An automaker’s shares recently soared 60% within a month.
Its chief executive had just reaffirmed its strategy to trounce its rivals by unveiling a new range of electric vehicles (EVs).
Was this Elon Musk tweeting Tesla‘s (Nasdaq: TSLA) stock price to ever-higher, dizzying levels?
Or was it the CEO of yet another startup entering the sizzling EV market?
No, it was Volkswagen CEO Herbert Diess.
He had just revealed plans for 30 EVs across the company’s Volkswagen, Audi, Porsche, Seat and Skoda brands.
Volkswagen even issued a press release stating that it intended to adopt the name “Voltswagen” for its coming fleet of EVs in the U.S. (It was an April Fools’ Day joke.)
Volkswagen isn’t alone in taking aim at EV pioneer Tesla. Automotive stalwart Ford (NYSE: F) recently announced that it is doubling its EV budget to $22.5 billion by 2025. General Motors (NYSE: GM) has also committed to going all-electric by 2035.
All this activity has unsettled Tesla bulls’ faith.
Could the new EV lineups from stodgy old market leaders like VW, Ford and GM eventually rival Tesla’s?
Investors are already voting with their money.
Since the start of the year, VW’s share price has outperformed Tesla’s by almost 75%.
Tesla is not the only disruptive stock coming under fire.
Recently, another stock soared as customers signed up for its streaming service in unprecedented numbers.
And no, it’s NOT Netflix.
Instead, it’s traditional media giant Disney.
This chart of Disney’s share price versus Netflix’s over the past six months tells you just about all you need to know.
Once it got going, Disney’s streaming service, Disney+, raced past 100 million subscribers in one-tenth of the time it took Netflix.
It turns out that stodgy incumbent companies may not be that stodgy at all.
The Power of Second Movers
No one likes being in second place. No one remembers the silver medalist in the Olympics. No one celebrates the losing team in the Super Bowl.
This obsession with being first is translated in the business world as the “first-mover advantage.”
Much like in the world of sports, investors think that “first” equals “best.”
Yet there are two significant benefits to being a latecomer in a market.
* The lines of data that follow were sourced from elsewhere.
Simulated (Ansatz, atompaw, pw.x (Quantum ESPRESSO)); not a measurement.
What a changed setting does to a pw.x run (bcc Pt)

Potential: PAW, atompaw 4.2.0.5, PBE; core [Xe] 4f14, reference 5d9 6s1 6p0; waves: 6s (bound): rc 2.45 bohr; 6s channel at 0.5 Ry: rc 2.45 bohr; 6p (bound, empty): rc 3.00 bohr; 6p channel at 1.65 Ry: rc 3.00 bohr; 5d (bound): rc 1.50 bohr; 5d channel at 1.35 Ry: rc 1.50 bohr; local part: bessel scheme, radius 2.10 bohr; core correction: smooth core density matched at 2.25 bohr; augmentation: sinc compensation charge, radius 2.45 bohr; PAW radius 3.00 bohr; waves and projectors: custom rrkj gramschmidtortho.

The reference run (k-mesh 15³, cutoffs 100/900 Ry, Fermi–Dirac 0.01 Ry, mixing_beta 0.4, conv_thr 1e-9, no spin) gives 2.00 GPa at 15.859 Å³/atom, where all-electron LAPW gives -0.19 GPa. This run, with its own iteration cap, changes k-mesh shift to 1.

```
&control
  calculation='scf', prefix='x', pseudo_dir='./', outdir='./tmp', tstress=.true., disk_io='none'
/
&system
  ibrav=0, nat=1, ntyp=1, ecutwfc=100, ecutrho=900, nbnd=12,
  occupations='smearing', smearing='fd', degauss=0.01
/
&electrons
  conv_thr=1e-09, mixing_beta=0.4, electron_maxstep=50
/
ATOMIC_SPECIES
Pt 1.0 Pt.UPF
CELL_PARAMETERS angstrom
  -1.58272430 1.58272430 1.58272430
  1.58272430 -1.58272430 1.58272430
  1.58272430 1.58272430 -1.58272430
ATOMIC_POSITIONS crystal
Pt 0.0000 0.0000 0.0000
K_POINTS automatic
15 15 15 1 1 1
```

First, second movers learn from the pioneers and are less likely to repeat their mistakes. After all, pioneers are the ones with the arrows in their backs. Imitation is easier, more efficient and less costly than complex innovation.
Also, second movers typically have deep pockets. They can spend whatever it takes to break into the market.
Take the example of EVs.
Sure, Tesla may still retain a first mover’s technological edge. But extended battery life and superfast charging across all EV manufacturers or even self-driving software is not a matter of “if” but “when.”
Meanwhile, legacy automakers have the advantage of enormous production capacity, a collection of trusted brands and a robust distribution network.
VW, Ford and GM already have the factories and infrastructure ready to meet EV demand. No new “Gigafactories” required.
The same logic applies to Disney and streaming.
Netflix showed that you need blockbuster new content with lots of buzz around it to attract subscribers. A handful of successful series made consumers flock to Netflix.
By the time Disney launched its streaming business in late 2019, analysts had dismissed its efforts as “too little, too late.”
Yet they failed to recognize the enormous legacy value of Disney’s content.
Once it deployed the Star Wars, Marvel and Pixar brands, along with its massive library of films and cartoons, Disney’s content turned out to have a lot more blockbusters than Netflix’s does.
And just 16 months after the launch of Disney+, Netflix’s lead in the TV streaming market is starting to fray.
In Praise of Old Dogs Learning New Tricks
The stock market loves a good story.
But many are based on the false narrative that tech startups will always win by establishing a permanent competitive advantage.
Yet Amazon’s, Google’s and Apple’s successes in their sectors are the exception rather than the rule. Hundreds of rivals had fallen by the wayside before they cemented their positions.
Yes, pioneers offer proof of concept in new business models.
But it is often up to established players to perfect them.
When that becomes apparent, investors abandon disrupters without mercy.
If the future is anything like the past, most of today’s disrupter stars will come crashing down to earth.
With many disruptive stocks already trading 30% below their peaks, that process may have already started.
So consider yourself warned.
2021 may turn out to be the year red-hot disrupter stocks get disrupted.